Meanwhile, no one gave Neal one ounce of slack for his line of BS about not meaning to knee Brad Marchand in the head, nor should they have. But isn't it funny that even after he got suspended and said, “Yeah, okay, I did it on purpose, but I didn't mean to hurt him,” the hockey world turned into another edition of “'Really?' with Seth and Amy.”
“Oh really? You didn't mean to hurt him when you looked right at him and kneed him in the head?”
That's a perfectly legitimate question, at the end of the day. Of course it is. So why wasn't the same incredulous question asked of Thornton? After all, he's the one that put a guy on the IR with a concussion.

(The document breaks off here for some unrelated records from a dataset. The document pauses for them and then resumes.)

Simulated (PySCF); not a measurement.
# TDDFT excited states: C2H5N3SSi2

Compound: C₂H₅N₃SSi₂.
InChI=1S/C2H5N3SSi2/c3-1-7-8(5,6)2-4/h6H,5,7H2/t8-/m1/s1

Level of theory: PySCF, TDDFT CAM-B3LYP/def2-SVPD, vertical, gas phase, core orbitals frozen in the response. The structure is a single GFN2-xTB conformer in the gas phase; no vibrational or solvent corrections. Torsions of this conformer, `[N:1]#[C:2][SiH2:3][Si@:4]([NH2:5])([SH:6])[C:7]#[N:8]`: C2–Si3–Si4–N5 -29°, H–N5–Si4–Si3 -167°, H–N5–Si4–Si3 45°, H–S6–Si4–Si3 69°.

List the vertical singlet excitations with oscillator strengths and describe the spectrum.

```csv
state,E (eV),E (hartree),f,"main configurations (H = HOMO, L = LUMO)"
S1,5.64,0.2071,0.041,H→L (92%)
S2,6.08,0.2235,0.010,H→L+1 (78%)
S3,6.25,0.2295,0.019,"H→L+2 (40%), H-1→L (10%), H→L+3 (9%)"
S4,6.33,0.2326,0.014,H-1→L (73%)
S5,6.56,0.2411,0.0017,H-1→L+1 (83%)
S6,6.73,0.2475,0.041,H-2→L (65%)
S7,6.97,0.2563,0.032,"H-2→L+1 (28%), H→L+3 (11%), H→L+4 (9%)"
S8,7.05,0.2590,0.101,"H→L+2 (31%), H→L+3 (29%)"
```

It was first reported over the weekend that the Flyers were probably going to try to extend Steve Mason after this incredibly hot start to the season. Prior to last night, he'd played 22 games behind the no-defense Flyers and somehow stopped 92.7 percent of the shots he's faced. It's really quite remarkable. But is it sustainable?
If they want to keep Mason around, the answer is apparently, “He better be.” That's because negotiations apparently start in what you'd call Carey Price territory. You know, six years and $39 million. Again, that's thirty-nine million dollars for six years of Steve Mason, whose career save percentage is the same as Jason LaBarbera's.
Obviously the early returns are great for Mason and all, but didn't the Flyers literally just buy out a goalie who they signed after two inexplicably good seasons? Oh no, that's right, because Ilya Bryzgalov actually had three good seasons out of four with Phoenix, and not just one and a half.
This is just an agent doing his job, to some extent, but it's also like if Michael Ryder's agent had called a GM at 3 a.m. and screamed, “We want Steven Stamkos money or we walk!”
Okay, bud. See ya later.
Regression is coming for Mason, so he better sign whatever multi-year contract he can find before he starts giving up four a night again.
2. Dancing With Who You Came To The Dance With
There's been one problem for the Islanders all season. It's goaltending. I mean, sure, that's oversimplifying things, but seriously, if you were making a top-10 list of the Islanders' problems, items 1-9 would be “Their starting goalie is still Evgeni Nabokov.” It was cute and fun that they got into the playoffs with that having been the case last year, but good lord, his save percentage is .892 this season. You would do better.
And yet what has been the solution? Trade with Buffalo (a team that has a goalie available) for a first-line forward. That didn't work. Talk about changing the coach. That isn't going to work. Put Pierre-Marc Bouchard on waivers. Shockingly, that changed nothing.
So someone just needs to sit him down and say to him, “Garth, buddy, I know you got hurt by that Rick DiPietro contract, but you gotta put yourself out there again. You can't keep losing like this. There's plenty of goalies in the sea. I promise.”
One day he'll get over it. And on that day, they will stop wasting years of John Tavares's prime.
1. Big-Market Teams
The cap is going up to more than $71 million next season. “Can we sign Tyler Bozak again?” asks Dave Nonis.
(Not ranked this week: Suspending to the injury, straw men, your top 10 albums of the year, a heartbreaking Iginla homecoming, Henrik Lundqvist's awful contract, Corey Crawford's Olympic hopes, my hope that Corey Crawford makes the Olympic team for Canada because he's bad, the Ville Leino contract, the time I accidentally looked at that guy whose face got cut open by a skate, a busy week for the Department of Player Safety, Steve Yzerman playing in an alumni game because really who even cares, Marc Staal's ability to avoid having his head area injured, Winnipeg's belief in its own exceptionalism.)